Many of the various albums released in the first four months of 2012 have provided a lot to be excited about, so I thought I would float ten out there I’ve liked the bestest. I could most definitely expand this list to about thirty albums I’ve greatly enjoyed, but in the interest of actually getting some real work done today, I narrowed it down to ten favorites. I promised myself to listen to more metal this year (which I’ve done with varying success). However, for me the most interesting music of the year has been retro poppy, eclectically folky, and has eerily harkened back to my 81 year-old dad’s lounge lizardesque record collection (including the record belonging to the creamy image above). I did, however, manage to include one greatly admired metal album (no it isn’t Meshuggah) as well as a handful of really cool synth pop albums, and a couple of more or less alternative rock records.

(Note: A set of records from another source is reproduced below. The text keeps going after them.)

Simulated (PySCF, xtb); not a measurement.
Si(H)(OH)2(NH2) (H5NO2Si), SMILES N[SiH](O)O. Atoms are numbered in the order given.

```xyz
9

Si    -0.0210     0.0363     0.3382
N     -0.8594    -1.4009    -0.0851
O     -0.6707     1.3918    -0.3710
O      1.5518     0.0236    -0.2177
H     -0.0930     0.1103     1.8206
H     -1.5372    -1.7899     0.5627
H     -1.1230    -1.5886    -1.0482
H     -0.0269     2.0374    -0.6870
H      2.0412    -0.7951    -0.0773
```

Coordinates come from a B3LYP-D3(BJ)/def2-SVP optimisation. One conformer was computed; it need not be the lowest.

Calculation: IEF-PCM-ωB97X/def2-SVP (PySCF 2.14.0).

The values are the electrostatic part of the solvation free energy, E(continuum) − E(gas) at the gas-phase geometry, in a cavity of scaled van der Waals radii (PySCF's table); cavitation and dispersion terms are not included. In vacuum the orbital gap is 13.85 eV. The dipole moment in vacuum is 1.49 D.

After seeing this artist live a few nights ago, I decided to include her stimulating sophomore disc on my list (it just edged out the Asteroids Galaxy Tour’s new album for the tenth slot). Nite Jewel (aka Ramona Gonzalez) produces some pretty interesting tunes reminiscent of moody late seventies analog synth pop pioneers such as Gary Numan, the Human League, Ultravox, and Visage (since listening to the album, I’ve been relentlessly searching out Numan’s discography). The album’s first single and title track “One Second of Love,” also happens to provide my second favorite music video of the year (see the end of this post for my first). If you haven’t already, check out this brilliant vid.
Certainly the more fashionable metal choice would have been the brand new Meshuggah effort, however, there’s something personally compelling about these youngsters from Arkansas. They play metal the way I like to hear metal played, with an epically sweeping soundscape and Rob Halford-like, clean vocals. Pallbearer recalls the sludgy Sabbath copycat bands that fascinated me in the 80s, especially Trouble. I don’t think I’ve been this excited about a metal band since first hearing the riff revelry on Isis’s Panopticon reminded me why I fell in love with the genre in the first place.
You’ve gotta be kiddin’ me – two extremely young women from Sweden can sound like this? First Aid Kit’s sophomore album packs some great folk/country Americana infused rock with a tremendous retro vibe ranging from 60s lounge to 50s country and some incredibly rich arrangements featuring wood instruments, strings, and brass. The girls obviously share a fascination with old school female country artists and nod to the likes of Emmy Lou Harris and June Carter Cash once or twice while providing enough musical diversity to make this an intriguing second release.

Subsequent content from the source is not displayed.